The thing is, for every shelf out of reach or woman that won’t date guys under 6 feet, there’s an opposite problem faced by tall people. I know it doesn’t seem like it, but there are plenty of situations where a shorter height is a blessing.

Who doesn’t like a nice hug? Tall people, that’s who. We have to either do a weird crouch thing or bend down while towering over the other person. There’s just no easy way to do it. Tall women have this one even worse. They can’t hug without smashing their chest into the person’s face like the least subtle pick-up move ever.

The headlock was invented when Andre the Giant tried to give Hulk Hogan a hug at WrestleMania III and came in too high.

Short people are also better dancers. Long lanky limbs make it almost impossible for tall people to do it well. To make matters worse, they stick out above the crowd on the dance floor, so no one will miss a tall dork that can’t dance. Don’t even think about making a tall person slow dance. That’s like taking an awkward tall hug and stretching it out for an eternity of torture.

Check out this kid’s fresh moves and try telling me you still want to be tall.

Short girls also have the luxury of making the whole world see them at MySpace angles. If you’re not familiar with MySpace angles, they came from a photography trick where girls took selfies with the camera way above their head because it made them look like babes on MySpace. Just imagine a life where everyone sees you like that 24/7 and always thinks you’re a babe. Doesn’t sound so bad to me!

Fashion is another area where shorter people are gifted. Everything old is new again and some people that don’t grow into Jolly Green Giants can still fit in their childhood clothes. Why pay $50 for a trendy vintage Ninja Turtles shirt when you can just wear the same one you had when you were ten?

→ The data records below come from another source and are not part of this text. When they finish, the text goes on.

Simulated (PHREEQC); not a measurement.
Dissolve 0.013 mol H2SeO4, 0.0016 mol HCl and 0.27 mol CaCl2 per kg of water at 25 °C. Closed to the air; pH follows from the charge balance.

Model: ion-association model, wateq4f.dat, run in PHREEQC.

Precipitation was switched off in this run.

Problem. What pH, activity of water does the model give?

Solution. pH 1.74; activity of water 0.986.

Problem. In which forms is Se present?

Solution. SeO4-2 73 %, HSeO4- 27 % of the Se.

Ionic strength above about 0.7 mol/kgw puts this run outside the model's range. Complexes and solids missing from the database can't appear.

High fives are the coolest thing ever but tall people can only give them, not receive. If we put our hands up for a high five, we’re just being jerks because the other person can’t reach. Piggyback rides are just as bad. Everybody wants one from the tall guy but the only people that can give me a piggyback ride without my feet dragging are too busy playing in the NBA.

These benefits of being short are only the tip of the iceberg. You rule at limbo, you can still Trick-or-Treat, and you always have legroom. The world is your oyster, short people, so slurp it up.